Industrial leaders in the UK including the Confederation of British Industry, British Airways, Virgin Atlantic and airport operator BAA have today (22 November) collectively voiced strong support for a third runway at London Heathrow after the Government initiated a public consultation on the issue.
BAA chief executive Stephen Nelson says the plans his company are putting forward for consultation are much the same as they were two years ago: they include a 2,200m runway on Heathrow’s northern side, located parallel to the two existing runways, expanding the airport boundary considerably, and the addition of a new terminal in the airport’s north side.

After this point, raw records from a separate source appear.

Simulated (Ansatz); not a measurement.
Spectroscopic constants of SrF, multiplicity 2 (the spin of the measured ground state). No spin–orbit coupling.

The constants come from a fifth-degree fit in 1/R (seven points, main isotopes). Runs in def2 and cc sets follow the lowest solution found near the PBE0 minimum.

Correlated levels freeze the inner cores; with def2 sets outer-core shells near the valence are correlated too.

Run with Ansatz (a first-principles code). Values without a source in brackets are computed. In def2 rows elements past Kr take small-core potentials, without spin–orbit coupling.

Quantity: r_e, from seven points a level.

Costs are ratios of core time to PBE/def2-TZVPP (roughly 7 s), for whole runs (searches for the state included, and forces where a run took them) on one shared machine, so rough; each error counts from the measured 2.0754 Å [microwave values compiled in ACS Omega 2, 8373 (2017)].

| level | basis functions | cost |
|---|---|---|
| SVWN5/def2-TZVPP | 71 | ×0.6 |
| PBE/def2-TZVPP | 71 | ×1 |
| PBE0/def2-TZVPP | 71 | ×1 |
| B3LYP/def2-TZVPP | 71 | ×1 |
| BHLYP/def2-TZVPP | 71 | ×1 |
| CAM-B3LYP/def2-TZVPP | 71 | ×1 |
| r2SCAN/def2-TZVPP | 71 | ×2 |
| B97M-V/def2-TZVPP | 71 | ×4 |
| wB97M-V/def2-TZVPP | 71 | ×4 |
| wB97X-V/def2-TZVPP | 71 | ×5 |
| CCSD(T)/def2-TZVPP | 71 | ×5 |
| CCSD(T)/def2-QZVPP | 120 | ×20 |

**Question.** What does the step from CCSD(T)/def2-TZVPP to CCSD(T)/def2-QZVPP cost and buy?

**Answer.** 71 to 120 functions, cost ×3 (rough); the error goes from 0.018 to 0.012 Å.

The future of London's Heathrow
If the industry was to receive everything it is proposing, with no restrictions, Heathrow’s capacity would be expanded from the present Government-capped 480,000 air transport movements per year to 702,000.
Heathrow’s current runways are operating at 99% of capacity, according to British Airways chief Willie Walsh, who spoke during a joint briefing at the London stock exchange today.
This leads to flight cancellations whenever strong winds or poor visibility affect the airport, and is already driving business away from UK, he says.
The fact that the new runway, if approved, would not be operating until 2020 means the decision will come far later than it should have done, says CBI director general Richard Lambert. But he insists that hope of future improvement in Heathrow’s operational efficiency will encourage global businesses to keep their major operations in London and the UK southeast.
Southeastern UK needs two more runways, according to a Government study into UK aviation infrastructure begun in 2000, one at Heathrow and the other at London Stansted.
A close-up of the new terminal and runway
Virgin Atlantic chief executive Steve Ridgway said during today’s briefing that capping Heathrow “isn’t green”. He says: “It just shifts business to our competitors.”
Paris Charles de Gaulle and Amsterdam Schiphol already have more runways than Heathrow despite handling fewer passengers, and these cities stand to gain from continued Heathrow restrictions.
BAA hopes to gain approval for mixed-mode operation – enabling departures and arrivals to be performed on the same runway – which could potentially allow Heathrow to perform 540,000 annual air traffic movements.
Chief executive Nelson says he does not see that maximum being achieved before 2015, but permission to operate mixed-mode, even without a lifting of the movement cap, would give the airport “resilience” and provide a capacity margin.